By now, it is well known that The Catholic Church’s objects to the Department of Health and Human Services’ requirement that faith-based employers provide insurance coverage for contraceptive services (even though a majority of Catholics support birth control being included in health care plans). Likewise, it is well known that The Catholic Church has petitioned the government for an exemption to this requirement.
What many people may not have realized is that such an exemption would actually allow The Catholic Church to effectively fine its employees (vis withholding money for health care coverage) for disobeying Catholic dogma (in the privacy of their own homes), regardless of the employee’s religious identity.
In effect, the Catholic Church is petitioning the government to enable it to use financial coercion, in the form of bribes or extortion, to impose dogma upon its employees.
Many conservatives, such as House Speaker John Boehner, have decried this requirement as an attack on religious freedom. He himself has publicly said:
If the president does not reverse the Department’s attack on religious freedom, then the Congress, acting on behalf of the American people and the Constitution we are sworn to uphold and defend, will”.
This begs the question: why is it “religious freedom” for the Catholic Church to impose its dogma on its employees, but not religious freedom for employees of The Catholic Church to not have dogma imposed on them?
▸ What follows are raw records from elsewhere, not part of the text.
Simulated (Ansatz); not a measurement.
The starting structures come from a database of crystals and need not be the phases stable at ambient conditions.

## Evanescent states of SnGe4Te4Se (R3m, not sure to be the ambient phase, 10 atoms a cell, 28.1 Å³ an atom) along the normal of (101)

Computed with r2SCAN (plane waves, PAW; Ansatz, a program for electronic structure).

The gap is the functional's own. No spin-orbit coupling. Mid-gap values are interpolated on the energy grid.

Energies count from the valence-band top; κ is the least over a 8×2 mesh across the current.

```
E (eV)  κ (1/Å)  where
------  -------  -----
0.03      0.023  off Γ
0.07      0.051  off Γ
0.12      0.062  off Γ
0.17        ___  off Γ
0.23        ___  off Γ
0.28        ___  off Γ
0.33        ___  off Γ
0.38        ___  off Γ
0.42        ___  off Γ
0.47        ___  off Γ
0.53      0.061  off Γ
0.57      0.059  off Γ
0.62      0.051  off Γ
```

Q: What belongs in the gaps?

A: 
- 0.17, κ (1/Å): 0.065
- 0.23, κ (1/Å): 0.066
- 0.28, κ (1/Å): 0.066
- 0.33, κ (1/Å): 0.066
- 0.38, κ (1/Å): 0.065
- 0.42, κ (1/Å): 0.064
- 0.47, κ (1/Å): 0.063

This seemingly hypocritical dichotomy plays out in a lot of areas of conservative social policy. On issues such as abortion, gay rights, prayer in school, and public displays of religious iconography/sloganry, conservatives seem to like it when Big Government defends freedom of religious imposition, but hate it when Big Government defends freedom from religious imposition.
If John Boehner insists that congress, “acting on behalf of the American people and the Constitution we are sworn to uphold and defend” will reverse attacks on religious freedom, then when will it reverse the Defense of Marriage Act, which attacks the Unitarian Universalist Church’s religious freedom to legally marry the couples they choose?